The guy is spanish though. I say lynching is in order.
Actually, just for the sake of it, there is a kind of argument for older games costing increasingly less. Retro fans will commonly mock more modern games for their ballooning budgets and consequent high prices (all Xbox One and PS4 games seem to be going for £55 on Amazon, for example) whereas old games, indie games, and games on less advanced platforms, such as DS and 3DS, have less development costs and thus lower prices for the consumer. Then there's inflation. In the climate a game in 1970 was made in, $1 of modern money would be worth $5.37 then, so buying a 1970 computer game for $6 is really like buying one for over $35 in terms of feeding back into the costs of its creation at the time.

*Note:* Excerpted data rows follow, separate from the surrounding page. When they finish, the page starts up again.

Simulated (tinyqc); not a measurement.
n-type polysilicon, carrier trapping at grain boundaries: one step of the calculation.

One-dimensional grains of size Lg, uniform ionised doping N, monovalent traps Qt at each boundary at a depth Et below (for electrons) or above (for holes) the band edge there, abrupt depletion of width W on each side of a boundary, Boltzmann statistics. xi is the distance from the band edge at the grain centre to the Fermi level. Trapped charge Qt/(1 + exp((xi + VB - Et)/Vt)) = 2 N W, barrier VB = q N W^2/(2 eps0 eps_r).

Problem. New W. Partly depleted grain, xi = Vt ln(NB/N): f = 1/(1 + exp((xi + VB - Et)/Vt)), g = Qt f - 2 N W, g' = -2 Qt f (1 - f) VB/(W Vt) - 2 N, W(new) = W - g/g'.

So in those ways, a really old game should be significantly cheaper. Not to mention, it should have recouped its costs long ago, so now it's more like buying a second-hand VHS of Fright Night from a car boot sale, not paying to see Man of Steel or whatever. Remember, the only reason certain things go up in value with age is that they're physical objects with great rareness, not infinitely cloneable pieces of data. Going off general value models, the more copies you make of something, the cheaper it gets. Obviously, quality does come into it, which is why a digital version of Ocarina of Time (1998) should still cost more than a digital version of Duke Nukem Forever (2011), but that's generally a tricky one since that's subjective - if you want to go off Metacritic, Arx Fatalis is worse than Dragon Age II.
Post edited June 26, 2013 by Export
The game is worth easily 4,6 Euros, basically nails how Ultima IX should have felt in 3D.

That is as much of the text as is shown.